I usually fall asleep and I'll wake up at 5 or 9, wide range I know, I'll get in "awake mode" and go in our living or stay in my bed and go back to Facebook and watching something until my dad gets home 10:30 or later and we eat and hang out and hopefully, I don't pass out.
When I just can't stand sitting up anymore usually 2pm lately, I go to bed, fumble around Facebook more, more tv/netflix, bug my dad by texting him, and pray I don't pass out if I have to get up throughout the night.

On "errand days" which are typically Sundays and Tuesdays because it's my dad's day off we usually have at least one doctor appointment and whatever errands I can put up with. When we come home from those days I take a good 3-4 hour nap!
On days I have to make business hours stuff I hope and pray I wake up and feel alert at a decent time but most the time it's like 4 and when they return my call the next day I don't even hear my phone because I'm out cold.

Awesome life huh? This is my reality with multiple dehabilitating chronic illnesses. I'm not doing this for pity but to share awareness about my life and the life of many others who are afraid to do so because of the way people react.

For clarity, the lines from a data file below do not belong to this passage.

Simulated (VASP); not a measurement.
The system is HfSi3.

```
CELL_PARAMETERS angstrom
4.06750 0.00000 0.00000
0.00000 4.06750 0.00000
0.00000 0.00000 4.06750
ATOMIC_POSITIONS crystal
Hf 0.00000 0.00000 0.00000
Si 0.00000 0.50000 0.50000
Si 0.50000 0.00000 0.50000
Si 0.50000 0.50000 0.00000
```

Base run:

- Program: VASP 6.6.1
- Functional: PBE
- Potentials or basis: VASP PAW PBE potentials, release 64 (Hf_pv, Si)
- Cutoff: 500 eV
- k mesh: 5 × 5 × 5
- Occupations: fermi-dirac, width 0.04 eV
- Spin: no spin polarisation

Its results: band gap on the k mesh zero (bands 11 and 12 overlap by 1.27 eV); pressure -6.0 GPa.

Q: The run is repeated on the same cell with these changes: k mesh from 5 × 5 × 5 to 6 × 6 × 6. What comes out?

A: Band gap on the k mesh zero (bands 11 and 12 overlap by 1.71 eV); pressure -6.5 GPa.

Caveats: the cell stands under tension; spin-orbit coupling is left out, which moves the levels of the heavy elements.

But I am also doing this for me, my mental health has taken a major toll and I could use some people to hang out with. And by hang out just going to your place is perfecting fine with me but if we do go somewhere guess what, I get premier aka handicap parking so yeah, one upside to hanging out with me. So contact me let's get reacquainted with each other and do something some day!
And please, reach out to a fellow spoonie in your life, genuinely check on them and offer some SPECIFIC help! Like doing their laundry, getting them some snacks/food, picking up groceries, picking the kids up. When you say "let me knowif you need anything" we don't know what's reasonable for you. We don't want to ask for too much.


Anyways thanks for listening to me ramble! Wishing you all love and spoons!